ZP: You recently spent time in NY. What have you brought into the work from that trip?
CS: Time in NY and Woodstock was really about research and shifting mental gears. It pushed and pulled me out of my comfort zone which is exactly what I wanted and needed. Conversations with my mentor Henrietta Mantooth offered a deep stirring of creative juices and the work I saw in the city was paramount to taking the blinders off. So all in all, a very good ‘freeing up’ occurred and I returned to Vancouver fully charged with my brain and heart activated and vision on. I hope this is infused in my recent paintings.
ZP: You have mentioned influences of women like Shelley Muzylowski and Danielle Hogan whose sculptural works and paintings have informed your paintings. You also had the great pleasure of studying with one of Canada’s senior painters, Landon Mackenzie, at Emily Carr. Whose paintings are you looking at these days?
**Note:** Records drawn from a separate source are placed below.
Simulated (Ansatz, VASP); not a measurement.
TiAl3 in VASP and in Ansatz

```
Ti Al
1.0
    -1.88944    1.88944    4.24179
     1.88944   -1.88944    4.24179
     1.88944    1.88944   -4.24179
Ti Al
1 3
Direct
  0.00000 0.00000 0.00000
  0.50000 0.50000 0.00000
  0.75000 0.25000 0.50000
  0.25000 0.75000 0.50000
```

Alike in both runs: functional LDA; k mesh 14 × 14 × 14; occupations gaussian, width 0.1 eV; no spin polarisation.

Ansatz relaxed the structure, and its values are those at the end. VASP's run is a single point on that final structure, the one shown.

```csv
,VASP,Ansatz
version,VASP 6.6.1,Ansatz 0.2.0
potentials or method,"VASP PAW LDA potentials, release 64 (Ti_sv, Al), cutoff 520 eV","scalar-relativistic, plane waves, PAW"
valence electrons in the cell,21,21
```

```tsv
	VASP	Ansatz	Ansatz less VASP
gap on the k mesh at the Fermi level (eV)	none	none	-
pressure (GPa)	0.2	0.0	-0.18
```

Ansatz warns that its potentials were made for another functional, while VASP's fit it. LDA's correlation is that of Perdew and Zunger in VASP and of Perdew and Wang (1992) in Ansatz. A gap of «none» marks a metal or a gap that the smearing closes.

CS: Many actually, painters, sculptors, photographers. I am constantly searching for a sense of freedom in the work I look at and hope that I don’t ever stop looking. But most recently; the late Louise Bourgeois has captured my attention as so much of her work was created with an unapologetic irreverence. I’m taking in Cecily Brown, Joan Snyder and W. De Kooning side by side and of course Gorky and Diebenkorn are always a favourite. Yesterday I discovered books on Alice Neel and Howard Hodgkin buried under some stuff in the studio and there is the freedom of mark making I always want to invite into my work.
When I first started this blog in April 2009 I called it Cubism – Thoughts on Art and Life from my Cube Continue reading
Congratulations to Vincent Ko and Cam Mackay — you’ve both been randomly selected and won a pair of tickets to Toronto Art Saves!
To pick up your tickets go to John Labatt Headquarters at 207 Queen’s Quay West, Suite 299 tonight at 8:00pm to pick up your tickets from will-call!
Have a great evening and thanks for your support of the Children’s Aid Society of Ontario!
It’s been a slow crawl back out into daylight for the impression/expression blog in post-Art Toronto times. If you were able to come to the show you’ll know it was a raging success with some of the most beautiful and provocative art that has visited Toronto in the 11 years of the fair.
But Toronto’s wicked art season isn’t over yet! The brains behind Dapper and Debonair, a fresh clothing line for men based out of Toronto, are hosting their first annual art event — Toronto Art Saves.
The show will feature a salon of work from up-and-coming artists. “We like to push authenticity most,” explains co-founder Graham Bell, which is why they are marketing their event to the same customers they market their clothing to.
Toronto Art Saves Friday November 19th John Labatt Headquarters 207 Queen’s Quay West, Suite 299 8:00pm until 11:00pm
Proceeds from your ticket purchase will go to the Ontario Association of Children’s Aid Societies. Each ticket also includes 4 drinks, snacks and a gift bag.
Tickets are still available for purchase at $35 a pop, but you can also get them here! The gents at Dapper and Debonair have given me TWO pairs of tickets for readers of impression/expression!
To win all you have to do is leave a comment on this post before Thursday November 18 at 8pmEST/5pmPST and I’ll randomly select two winners.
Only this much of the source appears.